Organic Waste Management

Frequently Asked Questions about the Food Bans

  • Do I have to send my food waste to the closest eligible facility?
    Digestors No! If you are subject to the ban you can send it to any eligible site, like the digester in Johnston.

  • What if I just meet the ban requirement for one week?
    It depends. The Rhode Island and Connecticut bans use yearly totals. So if you go over the average weekly amount some weeks but remain under for the year as a whole then you are not subject to the ban. But the Massachusetts ban works differently. If you dispose of more than one ton of food waste in any week then you are subject to the ban for that week. If you dispose of less than one ton of food waste during other weeks then you are not subject to the ban for those weeks.

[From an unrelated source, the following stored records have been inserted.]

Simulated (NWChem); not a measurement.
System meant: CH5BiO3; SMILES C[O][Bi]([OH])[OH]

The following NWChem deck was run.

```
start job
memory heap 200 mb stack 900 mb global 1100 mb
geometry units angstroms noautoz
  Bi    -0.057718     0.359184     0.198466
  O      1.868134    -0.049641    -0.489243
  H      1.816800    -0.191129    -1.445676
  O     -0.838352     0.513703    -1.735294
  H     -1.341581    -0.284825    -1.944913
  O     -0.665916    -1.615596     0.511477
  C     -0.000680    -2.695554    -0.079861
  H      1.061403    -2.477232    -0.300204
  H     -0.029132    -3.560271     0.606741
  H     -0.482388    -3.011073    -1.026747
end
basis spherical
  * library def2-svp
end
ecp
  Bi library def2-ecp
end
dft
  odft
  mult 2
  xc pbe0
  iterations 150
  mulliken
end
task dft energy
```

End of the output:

  • Could diverting my food waste save me money even if I am not subject to the ban?
    Possibly. Food waste has less expensive disposal fees than trash. Feel free to contact us and we will conduct a trash audit. This involves understanding your unique situation and making recommendations based on it. Even if we can't save you money by diverting your food waste, we might still be able to save you money on your waste disposal.

  • How much cheaper is it to send my food waste to a digester rather than a landfill?
    It can be a good amount cheaper. Tipping fees for trash range from $70 to $100 per ton while tip fees for food waste sent to a digester range from $35 to $60 depending on quality.

  • Is sending my food waste to a digester more sustainable?
    Digestors Yes. The digestion process captures the methane gas that would normally go to waste during composting. This methane is then converted into biogas. Plus, the digested material is compostable. When landfilled, this methane is released into the atmosphere and degrades the ozone layer. So having the food waste digested keeps this methane out of the atmosphere while also providing clean energy and compost.